Warhammer Fantasy Role-play, originally published by Games Workshop, and later published by Hogshead Publishing under license from Games Workshop, is a fantasy roleplaying game that shares, somewhat uneasily[1] the setting of the Warhammer miniatures battle game, an alternate world centered around the Empire of Sigmar, a vaguely Germanic, mid-to-late Holy Roman Empire type setting.

Unfortunately for WFRP fans, James Wallis, the owner of Hogshead Publishing, decided to leave the adventure-gaming industry and on 30th November 2002 closed Hogshead and ceased publishing WFRP. (Hogshead later reopened under different management but is not publishing WFRP). There was some speculation that WFRP might be republished by Games Workshop’s Black Library Publishing;, their book publishing arm, but in July 2003 this seemed a faint hope. However, on April 30th, 2004 the plans for a new edition of WFRP were announced: the new 2 nd edition of Warhammer Fantasy Role-play would be published by Black Library Publishing, under a new roleplaying games imprint, Black Industries, and the new game would be developed by Green Ronin Publishing.

As always when a new edition of a game comes out there were some complaints about the new edition: that it was less lethal, more complicated, and contained less black humor than the original, but it did clean up a number of problems with the 1st edition and a number of the supplements have been quite good, although the adventures have never quite reached the heights of the first four installments of The Enemy Within campaign for WFRP 1st edition, several of which are recognized as classics of the fantasy roleplaying game genre.

In 2005 Black Industries published 12 WFRP products; in 2006 they published 10 WFRP products; in 2007 they published 4 WFRP products, and they’ve announced one product for 2008. Their focust in 2007 seemed to have shifted to their upcoming Warhammer 40,000 roleplaying games, expected in 2008.

Black Industries courted the fans, and established yearly scenario- writing contests that have provided a number of good WFRP 2 nd edition scenarios.

And in early 2008, after the new Warhammer 40,000 game Dark Heresy sold out in a matter of days, Games Workshop announced that they were going to close down Black Industries to concentrate on Black Library Publishing’s efforts on the more profitable (because cheaper to produce and hitting a wider market) novels. Luckily, it looks like Fantasy Flight Games will be taking over publication of WFRP and Dark Heresy.
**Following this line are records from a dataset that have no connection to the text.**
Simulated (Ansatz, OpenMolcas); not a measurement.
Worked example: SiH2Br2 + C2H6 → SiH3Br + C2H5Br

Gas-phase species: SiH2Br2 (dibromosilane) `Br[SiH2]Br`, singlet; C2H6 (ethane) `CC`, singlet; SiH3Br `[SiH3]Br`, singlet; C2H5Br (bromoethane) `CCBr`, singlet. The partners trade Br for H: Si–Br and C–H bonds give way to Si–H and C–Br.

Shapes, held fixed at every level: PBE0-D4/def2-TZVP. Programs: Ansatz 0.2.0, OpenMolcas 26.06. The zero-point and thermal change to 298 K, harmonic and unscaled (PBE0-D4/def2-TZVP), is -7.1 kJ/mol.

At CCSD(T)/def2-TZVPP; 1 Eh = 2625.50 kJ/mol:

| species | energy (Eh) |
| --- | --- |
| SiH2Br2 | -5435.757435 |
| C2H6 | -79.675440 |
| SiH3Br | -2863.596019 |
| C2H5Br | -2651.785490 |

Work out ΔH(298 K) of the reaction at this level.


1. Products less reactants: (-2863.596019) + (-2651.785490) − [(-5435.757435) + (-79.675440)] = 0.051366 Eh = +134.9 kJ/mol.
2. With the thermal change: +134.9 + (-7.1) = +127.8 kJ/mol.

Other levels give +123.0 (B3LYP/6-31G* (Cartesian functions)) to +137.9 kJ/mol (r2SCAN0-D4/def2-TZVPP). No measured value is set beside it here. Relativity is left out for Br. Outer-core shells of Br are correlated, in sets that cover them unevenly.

[1]First edition WFRP used the setting from the Warhammer edition current at the time, which was very dark in tone, but where WFRP didn’t get a 2nd edition until 2004, Warhammer had new editions time and again, and many of the WFRP fans maintained that over time the Warhammer setting lost much of its dark, grim tone as Games Workshop moved the game towards a younger and younger audience.